It's the ultimate compliment you can pay a supermarket. Make a very public play to buy it at a vastly inflated premium to the share price, then admit you plan to keep the CEO and carry on with the executive board's strategy.
In rejecting the overtures of a CVC-led consortium this spring, key shareholders exposed the limitations of the private equity model, while giving a triumphant endorsement to the Making Sainsbury's Great Again recovery plan. This was subsequently acknowledged by the continuing strength of the share price following the collapse of the deal.
But Sainsbury's didn't just win this award based on a quirk of its shareholder base. The work of its own-label team on the premium side was recognised by a Grocer Gold and, in positioning itself at the quality end of the market, it has fought the battle for supermarket supremacy on its own terms. As one judge notes: "The supermarket has driven the move towards organic, Fairtrade and higher quality foods and has shown it is possible to compete on more than just price. A few years ago, people were writing off the chain as a no-hoper, but it is now growing at a faster rate than Tesco and has just fought off a bid at a price many thought impossible."

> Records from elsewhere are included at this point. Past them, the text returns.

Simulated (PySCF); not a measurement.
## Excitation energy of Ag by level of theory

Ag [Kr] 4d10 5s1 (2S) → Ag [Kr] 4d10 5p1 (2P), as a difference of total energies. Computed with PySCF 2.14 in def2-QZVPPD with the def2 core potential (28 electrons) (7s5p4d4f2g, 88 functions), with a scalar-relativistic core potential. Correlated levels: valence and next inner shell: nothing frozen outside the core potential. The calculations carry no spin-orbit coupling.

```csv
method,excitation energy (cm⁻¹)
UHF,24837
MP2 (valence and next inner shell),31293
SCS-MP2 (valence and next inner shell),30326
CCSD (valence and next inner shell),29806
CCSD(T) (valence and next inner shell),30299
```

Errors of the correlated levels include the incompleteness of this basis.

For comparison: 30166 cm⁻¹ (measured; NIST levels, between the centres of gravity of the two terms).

With the basics of service and availability now right, the supermarket is certain to hit its three-year target for 2008, after better-than-expected results last month that saw profits up 42% to £380m.
A new three-year plan to achieve an extra £3.5bn sales by 2010 is under way that will see the opening of 100 new convenience stores and 30 new supermarkets, the extension and refurbishment of 50% of all stores, and a significant expansion of its non-food range.